Chris Selley: Justin Trudeau’s electoral-reform mea culpa only makes him look worse – We all knew the Liberals shamelessly deceived proportional representation supporters. It’s still remarkable to hear him admit it

Source: CaliperLee62

4 Comments

  1. Fifty-two years too late, Justin Trudeau seems to think a bit of humility might do him good. In [an hour-long podcast interview last week](https://www.uncommons.ca/p/justin-trudeau-on-uncommons) with relatively freethinking Liberal MP Nate Erskine-Smith, the prime minister lamented the way he had handled the electoral reform file. He even posted the clip to his social media, with the caption, “If I could have done one thing different, it’d be this.”

    “I made two big mistakes on this (file),” Trudeau told Erskine-Smith. In order to assuage “some very strong voices in my caucus who were very clear they wanted to at least make an argument for proportional representation (PR),” he said he “left the door open” to that.

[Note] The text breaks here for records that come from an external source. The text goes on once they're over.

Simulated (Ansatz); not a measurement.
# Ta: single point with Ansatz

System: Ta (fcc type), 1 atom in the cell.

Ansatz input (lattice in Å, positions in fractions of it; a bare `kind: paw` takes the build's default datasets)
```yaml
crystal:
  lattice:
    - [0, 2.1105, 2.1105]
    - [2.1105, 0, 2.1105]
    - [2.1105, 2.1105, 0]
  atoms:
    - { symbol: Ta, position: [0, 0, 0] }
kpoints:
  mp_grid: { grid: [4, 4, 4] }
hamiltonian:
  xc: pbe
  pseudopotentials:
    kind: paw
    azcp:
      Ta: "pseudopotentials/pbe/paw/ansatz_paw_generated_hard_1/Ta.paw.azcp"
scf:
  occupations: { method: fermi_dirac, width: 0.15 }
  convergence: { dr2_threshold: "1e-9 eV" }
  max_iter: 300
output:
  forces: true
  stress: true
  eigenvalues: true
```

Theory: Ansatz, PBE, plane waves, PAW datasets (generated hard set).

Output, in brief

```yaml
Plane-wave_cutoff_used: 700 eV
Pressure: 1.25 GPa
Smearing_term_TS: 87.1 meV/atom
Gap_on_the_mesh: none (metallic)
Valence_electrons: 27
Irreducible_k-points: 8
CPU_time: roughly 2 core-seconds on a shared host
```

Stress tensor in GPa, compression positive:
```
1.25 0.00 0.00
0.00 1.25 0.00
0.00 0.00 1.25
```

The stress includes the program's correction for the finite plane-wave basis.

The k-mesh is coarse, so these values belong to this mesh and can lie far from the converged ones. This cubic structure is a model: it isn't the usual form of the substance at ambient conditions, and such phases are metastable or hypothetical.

    “And that made a whole bunch of people who heard me say, ‘last election (under) first-past-the-post,’ translate that into ‘he’s going to bring in proportional representation,’ which I was … never … going to,” he said.

    Well, no. People didn’t just hear what they wanted to hear. [The 2015 platform document itself promised](https://www.poltext.org/sites/poltext.org/files/plateformesV2/Canada/CAN_PL_2015_LIB_en.pdf) to “convene an all-party parliamentary committee to review a wide variety of reforms, such as ranked ballots, proportional representation, mandatory voting and online voting.” PR supporters expected their ideas at least to get a fair hearing. They were *incredibly* naive to do so, but naiveté isn’t a sin. Lying to the naive is a sin.

    Indeed, the most remarkable moment in the interview was when Trudeau admitted his campaign language was deliberately designed to “bring in the Fair Vote (Canada) people” — i.e., the most prominent PR-advocacy group in the country, whose members overwhelmingly vote NDP. Trudeau wanted to purloin those votes, at least partly under false pretences. The results show that it worked.

  2. I’ve noticed recently in the media it is being floated that the NDP could be angling to demand electoral reforming in exchange for continuing to prop up the Trudeau government through 2025.

    Could this whole song and dance be a set up to justify Jagmeet Singh dutifully accepting Justin’s preferred ranked ballot being shoved down his throat? 🤔

  3. He regrets not using his majority to force his pet system of ranked ballots on voters. Seriously a new low for the PM. It is very obvious that we voters aren’t served well when election rules are in the hands of the PM to change as he pleases. Its just a giant conflict of interest.

    I think what Fairvote recommends is a reasonable solution: an independent citizens assembly on electoral reform. Leaving ER to politicians has gotten voters nothing.

  4. Strangely enough, I thought that this admission by Justin Trudeau is one of the most positive things he’s said in a while, in the sense that it made me think a tiny bit more highly of him. It was contrary to his usual narcissistic attitude that he’s right and everybody else is wrong.